Therefore, Apparel initiated post-judgment supplementary
proceedings in an effort to satisfy the judgment. Accordingly,
also on October 29, Apparel filed Supplementary Pleadings in Aid
of Execution of Judgment. The supplementary pleadings named
Amertex, D.J., Leo Jacobson, Harriet Jacobson, and Diego Jacobson
as co-defendants involved in Amertex's effort to avoid paying the
judgment. Apparel alleged the following unlawful conduct: 1)
Amertex's corporate assets had been depleted; 2) Amertex's assets
were fraudulently conveyed to co-appellee D.J.; and 3) Amertex
and D.J. were alter egos of their presidents, Leo Jacobson and
Diego Jacobson, respectively.5 Apparel sought only two
remedies. First, Apparel sought to execute the judgment against
the assets that were fraudulently conveyed from Amertex to D.J.

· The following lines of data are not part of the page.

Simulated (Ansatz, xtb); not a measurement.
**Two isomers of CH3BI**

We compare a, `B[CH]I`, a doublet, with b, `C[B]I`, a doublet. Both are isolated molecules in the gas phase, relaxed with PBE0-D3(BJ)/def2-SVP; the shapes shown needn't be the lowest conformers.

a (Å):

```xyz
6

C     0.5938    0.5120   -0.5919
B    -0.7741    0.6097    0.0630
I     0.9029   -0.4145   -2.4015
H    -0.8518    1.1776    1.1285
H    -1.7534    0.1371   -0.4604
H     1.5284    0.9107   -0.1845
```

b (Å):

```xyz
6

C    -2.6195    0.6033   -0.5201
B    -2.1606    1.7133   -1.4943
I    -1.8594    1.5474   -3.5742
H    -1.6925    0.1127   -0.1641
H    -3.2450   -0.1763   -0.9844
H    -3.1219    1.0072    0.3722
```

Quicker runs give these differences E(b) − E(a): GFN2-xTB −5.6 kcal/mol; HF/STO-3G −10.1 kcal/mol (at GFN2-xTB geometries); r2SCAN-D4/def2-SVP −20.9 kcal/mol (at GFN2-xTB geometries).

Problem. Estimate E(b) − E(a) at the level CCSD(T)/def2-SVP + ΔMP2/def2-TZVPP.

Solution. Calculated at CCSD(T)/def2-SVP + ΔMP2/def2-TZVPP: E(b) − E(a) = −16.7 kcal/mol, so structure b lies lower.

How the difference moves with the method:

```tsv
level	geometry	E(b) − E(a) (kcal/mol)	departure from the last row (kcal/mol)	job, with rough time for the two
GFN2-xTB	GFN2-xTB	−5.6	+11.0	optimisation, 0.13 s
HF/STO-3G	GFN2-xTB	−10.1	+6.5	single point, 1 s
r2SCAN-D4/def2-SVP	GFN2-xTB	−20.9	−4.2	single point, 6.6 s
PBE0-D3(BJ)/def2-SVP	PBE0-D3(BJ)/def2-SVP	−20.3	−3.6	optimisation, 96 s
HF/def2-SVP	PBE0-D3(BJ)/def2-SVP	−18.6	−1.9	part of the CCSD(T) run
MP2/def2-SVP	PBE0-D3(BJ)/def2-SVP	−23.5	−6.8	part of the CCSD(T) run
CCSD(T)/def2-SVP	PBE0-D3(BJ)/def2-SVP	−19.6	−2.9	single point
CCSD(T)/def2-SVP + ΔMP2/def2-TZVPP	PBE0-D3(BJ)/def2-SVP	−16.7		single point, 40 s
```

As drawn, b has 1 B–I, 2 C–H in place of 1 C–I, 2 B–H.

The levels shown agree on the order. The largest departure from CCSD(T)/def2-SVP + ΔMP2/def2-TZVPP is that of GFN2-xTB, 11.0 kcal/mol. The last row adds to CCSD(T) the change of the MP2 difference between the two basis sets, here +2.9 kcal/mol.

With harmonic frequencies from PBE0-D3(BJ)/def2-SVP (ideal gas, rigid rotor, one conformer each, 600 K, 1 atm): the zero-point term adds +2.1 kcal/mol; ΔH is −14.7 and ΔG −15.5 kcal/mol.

Second, Apparel prayed that on its depletion of corporate assets
and alter ego claims, all co-defendants be held jointly and
severally liable for the judgment. The co-defendants did not
oppose Apparel's attempt to file a supplementary pleading, and on
November 11, 1992, the district court granted Apparel's motion to
supplement its allegations as part of the supplementary
proceeding in aid of execution of judgment. On January 29, 1993,
the district court ordered D.J. to appear at a show cause hearing
5 These are substantially the same allegations as those made
before Judge Fust in Apparel II and dismissed by the court
without prejudice to the consideration of them in the enforcement
action before Judge P rez-Gim nez.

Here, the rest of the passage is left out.